For a couple of years now, the musician community as a whole witnessed the uncompromising rise of the DIY era. Not so long ago, almost every element in the production, promotion and distribution processes of an album cost non-negligible amounts of money and time. Now all that has changed thanks to advancements in technology and the growth of sharing communities. Music recording and production is probably to most notable example. Needless to say that booking a recording studio for a couple of days is a fortune – depending on the studios it can amount to easily 500 to 1000 bucks for 12 hour sessions. Add some mixing time and your budget is gonna be making you eat pasta for the rest of the year. Now with decent audio knowledge and a reasonable set-up (lets say about $2000 without counting the computer) you can work wonders.On the video front, with the development of Youtube we are seeing an increasing number of bands hosting their music videos.

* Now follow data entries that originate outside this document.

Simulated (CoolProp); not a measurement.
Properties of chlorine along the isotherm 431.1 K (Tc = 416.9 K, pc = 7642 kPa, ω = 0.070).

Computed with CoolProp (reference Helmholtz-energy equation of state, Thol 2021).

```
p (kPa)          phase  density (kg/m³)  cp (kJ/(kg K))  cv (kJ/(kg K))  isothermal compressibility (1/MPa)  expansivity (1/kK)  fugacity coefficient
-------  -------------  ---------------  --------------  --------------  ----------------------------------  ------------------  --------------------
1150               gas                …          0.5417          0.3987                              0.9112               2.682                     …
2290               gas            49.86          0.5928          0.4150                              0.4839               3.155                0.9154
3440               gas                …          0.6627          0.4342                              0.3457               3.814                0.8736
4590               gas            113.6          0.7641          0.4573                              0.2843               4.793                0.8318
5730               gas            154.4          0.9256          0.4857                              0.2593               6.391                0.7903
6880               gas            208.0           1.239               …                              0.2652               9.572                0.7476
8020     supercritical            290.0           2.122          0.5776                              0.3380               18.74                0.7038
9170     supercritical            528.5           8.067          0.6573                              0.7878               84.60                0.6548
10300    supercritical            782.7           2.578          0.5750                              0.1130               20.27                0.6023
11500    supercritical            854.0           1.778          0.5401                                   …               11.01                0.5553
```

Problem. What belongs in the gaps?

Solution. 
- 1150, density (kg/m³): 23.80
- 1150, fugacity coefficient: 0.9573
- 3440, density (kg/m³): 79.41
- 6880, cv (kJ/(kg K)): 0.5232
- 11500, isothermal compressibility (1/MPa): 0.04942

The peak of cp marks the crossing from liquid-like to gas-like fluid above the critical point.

What astonishes me the most I suppose is that the sentences I just wrote above sound cliche to me, as if I had already read about and witnessed these evolutions many times before – we all know about this DIY phenomenon, but taking a step back helps us realize that, damn, all this stuff is only a couple of years old.
Let’s see. In the music production field, communities started sharing software only about ten years ago, but “a cubase in every home” started maybe no more than 4 to 3 years ago, and now even your grand-ma is probably producing music.
Home-made music videos and youtube uploads of live gigs on the other hand is something much newer (due to digital camera prices plummeting these past years). I remember that, a year and a half ago, I was delighted to see a band have an embedded youtube vid of a gig on their Myspace. It was still something pretty uncommon to see on a band’s profile. Now, only a dozen months later, it’s the exact opposite – bands that don’t have vids fall into the uncommon category.
To stop my blabber-mouthing and to get to the point the point of this post, I introduce to you www.99dollarmusicvideos.com. Founded by Fred Seibert, ex-director of MTV’s Network Online and founder of Next New Network, it’s a site that encourages any band to send their home-made music videos produced for no more than $99. The idea is for bands and directors to collaborate on something original and creative and to submit it to the site for a weekly feature (subscribe to their Youtube channel here to be notified of the releases. I think there is one every Tuesday and every Thursday).
Here are the simple set of rules bands and directors must follow:
- It must be made for $99 (or less).
- It must be shot in one day (24 hours).
- It must be edited in one day (this doesn’t include rendering, digitizing, or exporting — just the creative part of editing).
- It must be a collaboration between the band and the filmmaker.
The launch has been a success if we take into account the number of emails flooding their gmail account, and they already have 6 videos scheduled (some of which who were probably planned before the launch) but this does little to surprise me seeing how $99’s launch was orchestrated.
Verizon is also in the picture – probably sponsored the servers and the website’s creation in exchange to capitalizing on up and coming bands or something (oh, and also to promote their FiOS cable connection:-). They have been very active these past years integrating the music scene. They have their successful V Cast digital music store with whom they promote monthly subscriptions for phones and computers to downloaded unlimited music. Last year they gave a bus fully loaded of audio equipment to Timbaland so he could roam around the US in search for the next big hit. They partnered with many top selling artists such as Timberlake, Shakira, Prince, Madonna, AC/DC etc. for album and concert promotion deals.
Whatever the reasons and the means behind $99, I’m happy to see such a website launch and am planning on following-up on their growth and activity. Even thinking of producing a $99 video of one of my tunes. I don’t have a band at the moment, nor have I even opened up my Nuendo these past months, but I do got a dozen completely produced tracks I would love to visually illustrate, even if I don’t count on extensively promoting myself with it.
What I particularly like about the idea is that it doesn’t really help you do anything (well $99 does have a creative team that will produce one video a week) yet only the concept that promotes the idea that it is possible to produce a music video for les than 100 bucks, and that people can do it, is enough to get people to do it. Because of that, $99 has great potential (this kind of makes me think of Songpull.com’s concept – it’s just a website that encourage musicians to write a song in less than a month, get together for a house-concert and record the show, and it works).
Here’s the making-of of the very first $99 video of the folk Brooklyn-based band, La Strada:
Side-note: I think $99 probably would benefit going down the social network route. Done tactfully, a classified-ad site/social network for bands and film-makers could have the potential of creating a big niche in no time. A penny for your thoughts?